The station-house stands close beside the river in a position which for picturesque beauty is quite unique.

From Nurla to Kalatschi the character of the scenery does not alter; the valley still continues to be narrow, and the road keeps to the steep slopes on the right. The deep shade which prevailed in the early morning to a great extent blurred the outlines of the relief. But after the sun had risen and lit up a portion of the right side of the valley, the wild and gigantic surface-forms stood out with great boldness and emphasis ; but down in the bottom it was as cold and clammy as in a cellar. The patches of drift-ice on the river had increased in size. Now they swept in long connected files along the front of the ice anchored to the banks; now they crumbled to pieces upon getting caught in currents of varying velocities; and sometimes they stood still, piled themselves up one upon the other, and swung round in the eddies.

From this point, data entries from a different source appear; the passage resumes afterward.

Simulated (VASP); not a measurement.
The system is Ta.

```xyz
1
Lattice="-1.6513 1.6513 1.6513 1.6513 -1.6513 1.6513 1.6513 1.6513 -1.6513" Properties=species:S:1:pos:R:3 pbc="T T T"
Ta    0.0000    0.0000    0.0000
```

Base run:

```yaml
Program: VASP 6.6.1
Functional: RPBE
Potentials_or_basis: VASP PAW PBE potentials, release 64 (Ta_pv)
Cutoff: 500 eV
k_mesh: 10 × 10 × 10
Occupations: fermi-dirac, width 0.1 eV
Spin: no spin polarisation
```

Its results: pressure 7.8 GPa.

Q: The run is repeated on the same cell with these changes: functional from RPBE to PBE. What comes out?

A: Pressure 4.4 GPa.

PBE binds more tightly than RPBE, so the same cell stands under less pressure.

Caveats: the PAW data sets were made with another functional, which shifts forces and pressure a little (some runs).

The village of Kalatschi occupies a picturesque and attractive position, and its grey stone walls, rising amphitheatre-wise one behind the other, make an apt background for the poplars and fruit-trees. Upon leaving the village the road goes down to the Indus, past the steadings and balconies and roofs of a white-walled watch-house. At the spot where the bridge spans it, the river is very narrow, being compressed between two rocky thresholds one on each side. The bridge rests upon stone supports at each end and is built of long logs of wood, with planks laid across them. It measures 36 paces or 25 m. in length. A second, but smaller, bridge crosses over a side-arm a few meters from the Indus. Not only was the bottom of the latter just then dry, but it was actually a good 8 m. above the level of the principal river. Probably a portion of the stream will flow along that arm in the flood season. The great difference in elevation bears however eloquent testimony to the enormous erosive energy that is developed in the principal bed, where the river has eaten its way down with such force that the side-branch has been unable to keep pace with it.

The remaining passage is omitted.